Roads | March 15, 2024

Kealy demands reversal of road safety cuts as road fatalities hit a 15-year high

The Nationals have raised the escalating road safety crisis in the Victorian Parliament, calling for an immediate reversal to the road safety funding cuts imposed by the Labor Government to address the increasing death toll on Victorian roads.

As of 12 December 2023, 299 lives were lost on Victoria's roads, a 24 per cent increase from the previous year and the highest death toll in 15 years.

Deputy Leader of the Nationals and Member for Lowan Emma Kealy said significantly, 174 of these tragic incidents occurred on regional roads, sadly providing even more evidence of the disproportionate risk being faced by regional and rural communities.

“The Victorian Government has cut the road maintenance budget by 45 per cent since 2020 and are directly responsible for the deteriorating road conditions we are seeing across the state,” she said.

"The result of these cuts is glaringly evident, with increasingly unsafe road surfaces, potholes, steep drop-offs and general substandard road repairs posing a risk to every Victorian driver every day.

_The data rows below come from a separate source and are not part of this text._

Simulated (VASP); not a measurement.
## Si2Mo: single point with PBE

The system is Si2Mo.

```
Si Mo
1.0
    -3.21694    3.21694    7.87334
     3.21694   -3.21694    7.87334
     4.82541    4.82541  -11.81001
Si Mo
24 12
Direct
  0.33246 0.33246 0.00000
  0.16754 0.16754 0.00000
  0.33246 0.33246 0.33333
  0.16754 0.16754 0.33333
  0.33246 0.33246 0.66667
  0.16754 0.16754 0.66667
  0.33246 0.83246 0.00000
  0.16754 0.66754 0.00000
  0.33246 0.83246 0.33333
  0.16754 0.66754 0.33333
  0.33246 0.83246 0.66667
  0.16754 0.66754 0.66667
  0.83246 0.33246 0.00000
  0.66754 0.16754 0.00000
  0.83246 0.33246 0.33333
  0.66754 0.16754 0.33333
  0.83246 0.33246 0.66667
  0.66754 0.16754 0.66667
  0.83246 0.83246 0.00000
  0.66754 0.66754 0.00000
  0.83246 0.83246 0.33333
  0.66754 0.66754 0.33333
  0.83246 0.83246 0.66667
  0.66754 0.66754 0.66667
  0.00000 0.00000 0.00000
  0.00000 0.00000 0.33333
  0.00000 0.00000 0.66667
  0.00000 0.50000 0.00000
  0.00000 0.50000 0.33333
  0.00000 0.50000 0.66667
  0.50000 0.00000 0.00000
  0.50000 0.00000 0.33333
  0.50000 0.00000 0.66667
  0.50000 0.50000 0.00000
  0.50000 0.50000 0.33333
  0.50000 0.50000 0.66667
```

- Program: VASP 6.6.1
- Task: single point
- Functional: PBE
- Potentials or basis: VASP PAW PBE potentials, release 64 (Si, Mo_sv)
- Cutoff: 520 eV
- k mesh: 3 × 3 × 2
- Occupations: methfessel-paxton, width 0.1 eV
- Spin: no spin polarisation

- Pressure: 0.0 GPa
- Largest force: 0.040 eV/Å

"I am also aware of several incidents where people have sustained significant vehicle damage, but the cost of repairs has been below the $1580 threshold for damage claims, leaving these people with a $1000 or more repair bill and no reimbursement available.

“With the current cost of living crisis in Victoria, these people are being forced to bear the financial burden of the repair cost, when many are already struggling financially to meet the basis daily needs of their families.

"People who experience vehicle damage due to the condition of the roads, which is no fault of their own, should all be compensated regardless of the cost of the damage."

Ms Kealy said that in the past two years, the Labor government had also cut a staggering $230 million from road safety programs, including a $150 million reduction in the TAC-funded safer system roads and infrastructure program and an $81 million shortfall in the TAC marketing and road safety budget.

"It is clear that we are facing a critical safety crisis on our roads, and you don’t need to be a rocket scientist to see that immediate action is necessary to reverse this distressing trend," she said.

"The lives of our community members are at stake.

“Labor can’t manage money and Victorians are paying the price by being forced to drive on unsafe roads and having to dip into their own pockets to pay for the vehicle damage that these roads are causing.”